So our data has failed the standardised skew. Does this mean we can’t use parametric tests?
- No! Do some additional checks: (see PSIWeek3-Lecture.Rmd)
  1. create a histogram to see how much skew there is.
  2. Convert the raw score for tpcoiss to a standardised score.
    - If 95% of our data falls within +/- 1.96 then we can treat the data as normal.
  3. sort it,. In R: scale(survey$tpcoiss)
    - will sort a list in ascending order.
  4. Check your Q-Q Plot
  5. Check skewness and kurtosis standardised scores
  6. Check impact of outliers
    - At 0.05 level if 95% of your data is within +/- 1.96 when converted to standardised scores – it is likely your data is safe to treat as normal
    - If the sample size is small (80 or fewer cases), a case is an outlier if its standard score is ±2.5 or beyond.

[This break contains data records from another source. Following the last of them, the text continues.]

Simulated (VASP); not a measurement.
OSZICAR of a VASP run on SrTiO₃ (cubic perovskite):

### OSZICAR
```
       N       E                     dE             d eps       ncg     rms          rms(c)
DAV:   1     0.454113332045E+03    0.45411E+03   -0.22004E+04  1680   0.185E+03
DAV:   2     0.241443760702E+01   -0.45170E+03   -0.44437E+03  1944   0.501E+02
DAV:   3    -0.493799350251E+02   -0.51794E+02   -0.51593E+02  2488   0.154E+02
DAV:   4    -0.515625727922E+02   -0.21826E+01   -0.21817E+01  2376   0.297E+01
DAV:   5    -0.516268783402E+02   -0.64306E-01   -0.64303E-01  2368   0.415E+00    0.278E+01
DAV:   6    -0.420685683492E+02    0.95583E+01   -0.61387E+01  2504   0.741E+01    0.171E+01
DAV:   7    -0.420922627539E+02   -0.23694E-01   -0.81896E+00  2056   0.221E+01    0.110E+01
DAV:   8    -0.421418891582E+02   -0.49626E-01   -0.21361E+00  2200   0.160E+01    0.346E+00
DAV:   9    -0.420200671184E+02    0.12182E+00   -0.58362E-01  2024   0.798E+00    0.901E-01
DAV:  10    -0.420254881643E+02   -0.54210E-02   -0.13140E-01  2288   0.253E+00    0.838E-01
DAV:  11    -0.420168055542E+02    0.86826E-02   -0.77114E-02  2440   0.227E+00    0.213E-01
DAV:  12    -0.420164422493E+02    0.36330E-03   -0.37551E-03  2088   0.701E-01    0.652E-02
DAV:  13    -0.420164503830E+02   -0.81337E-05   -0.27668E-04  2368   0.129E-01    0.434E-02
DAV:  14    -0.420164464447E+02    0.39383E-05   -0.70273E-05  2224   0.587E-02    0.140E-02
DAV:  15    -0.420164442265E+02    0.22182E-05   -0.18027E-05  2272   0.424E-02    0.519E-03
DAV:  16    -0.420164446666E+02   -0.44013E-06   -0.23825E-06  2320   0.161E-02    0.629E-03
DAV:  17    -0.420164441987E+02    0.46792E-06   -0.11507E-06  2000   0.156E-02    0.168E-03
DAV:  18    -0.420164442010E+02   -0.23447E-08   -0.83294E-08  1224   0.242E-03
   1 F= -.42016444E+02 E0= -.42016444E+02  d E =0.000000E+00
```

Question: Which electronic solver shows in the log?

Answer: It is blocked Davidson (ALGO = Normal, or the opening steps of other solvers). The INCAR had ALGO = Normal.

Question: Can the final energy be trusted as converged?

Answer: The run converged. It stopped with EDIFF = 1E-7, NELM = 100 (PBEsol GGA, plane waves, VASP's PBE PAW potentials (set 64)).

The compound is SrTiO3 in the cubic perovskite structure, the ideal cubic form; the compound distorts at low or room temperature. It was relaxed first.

    - If the sample size is larger than 80 cases, a case is an outlier if its standard score is ±3.29 or beyond
  7. Pearson Correlation: Look at the distribution of both variables
    - Create a scatterplot
    - Look at outliers
    - Look at distribution of the data points
    - Run the correlation
    - Interpret the output
    - Check the information you have been given about the sample
    - Determine the direction of the relationship
    - Determine the strength of the relationship
    - Calculate the coefficient of determination
    - Assess the significance level
Correlation Analysis
Things to know about the Correlation Co-efficient (Key slide)
- It varies between -1 and +1
  - 0 = no relationship
- It is an effect size (ignore sign for magnitude of effect)
  - ±.1 = small/weak
  - ±.3 = medium/moderate
  - ±.5 = large/strong
  - Cohen’s effect size heuristic is standard
    - Find a book that is respected in your field that discusses this and cite it when stating you used Cohen’s convention
  - Coefficient of determination, r2
    - By squaring the value of r you get the proportion of variance in one variable shared by the other.
  - Significance of all co-efficient and covariance depends on the p-value (significance value of the test)
Reporting a Pearson correlation in words:
- “The relationship between Total PCOISS (derived from the PCOISS questionnaire) and Total Perceived Stress (derived from the perceived stress questionnaire) was investigated using a Pearson correlation. A strong negative correlation was found (r =-.580, n=424, p<.001).”
 
 NOTE1: Because the significance is .000 in test results, the convention is to report it as <.001 NOTE2: N=424 because it does not include missing values
Covariance
- Variance tells us by how much scores deviate from the mean for a single variable.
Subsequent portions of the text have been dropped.